Forerunners: Sojourner Truth

Susannah Black
Susannah Black received her BA from Amherst College and her MA from Boston University. She is an editor at Mere Orthodoxy, Plough Quarterly, Postliberal Thought and its journal New Polity, and The Davenant Press. Previously, she was an editor at Providence and Fare Forward. She's a co-founder of Solidarity Hall and The Simone Weil Center, and is on the boards of the Distributist Review, The Davenant Institute, and The Simone Weil Center. Her writing has appeared in First Things, The Distributist Review, Solidarity Hall, Providence, Amherst Magazine, Front Porch Republic, Ethika Politika, The Human Life Review, The American Conservative, Mere Orthodoxy, Fare Forward, Postliberal Thought, and elsewhere. She blogs at Radio Free Thulcandra and tweets at @suzania. A native Manhattanite, she is now living in Queens.
Jason Landsel
Jason Landsel is the artist for Plough’s “Forerunners” series, and lives in the Woodcrest community in upstate New York. Instagram: @jasonlandsel

In 1844, in a field outside the town of Northampton, Massachusetts, a gang of young men showed up at a revival meeting, making trouble. The meeting’s organizers grew angry; the men – more than a hundred – redoubled their uproar. One of the meeting attendees, a forty-seven-year-old woman, hid behind a chest in the corner of the tent: “I am the only colored person here,” she thought, “and on me, probably, their wicked mischief will fall first, and perhaps fatally.”

The young men started to rock the tent-poles. And she gave herself a talking-to.

“Shall I run away and hide from the devil? Me, a servant of the living God? Have I not faith enough to go out and quell that mob?” She tried, unsuccessfully, to convince a couple of friends to confront the men with her. She left the tent alone, and, the moon bright on the field, she walked up a rise nearby and began to sing.

Sojourner Truth always was a powerful singer.

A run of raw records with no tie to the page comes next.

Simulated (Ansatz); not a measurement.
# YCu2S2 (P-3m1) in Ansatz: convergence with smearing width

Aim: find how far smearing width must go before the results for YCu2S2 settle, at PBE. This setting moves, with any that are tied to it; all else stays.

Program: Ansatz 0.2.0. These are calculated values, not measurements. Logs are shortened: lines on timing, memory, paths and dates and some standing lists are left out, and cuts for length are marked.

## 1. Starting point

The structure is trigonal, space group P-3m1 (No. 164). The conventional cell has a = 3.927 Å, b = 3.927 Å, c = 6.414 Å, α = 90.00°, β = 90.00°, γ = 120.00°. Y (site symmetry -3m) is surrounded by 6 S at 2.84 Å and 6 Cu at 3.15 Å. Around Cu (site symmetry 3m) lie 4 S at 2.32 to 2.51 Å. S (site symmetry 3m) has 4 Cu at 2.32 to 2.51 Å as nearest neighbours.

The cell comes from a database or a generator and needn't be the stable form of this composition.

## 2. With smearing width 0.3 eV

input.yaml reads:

It got their attention. And after a few minutes’ conversation, she managed to talk them into leaving.

She was born Isabella Baumfree, and grew up in slavery in Rifton, a hamlet in upstate New York. She remembered her mother teaching her the Lord’s Prayer in Dutch, her first language. When she was nine, she was sold, along with a flock of sheep, away from her family.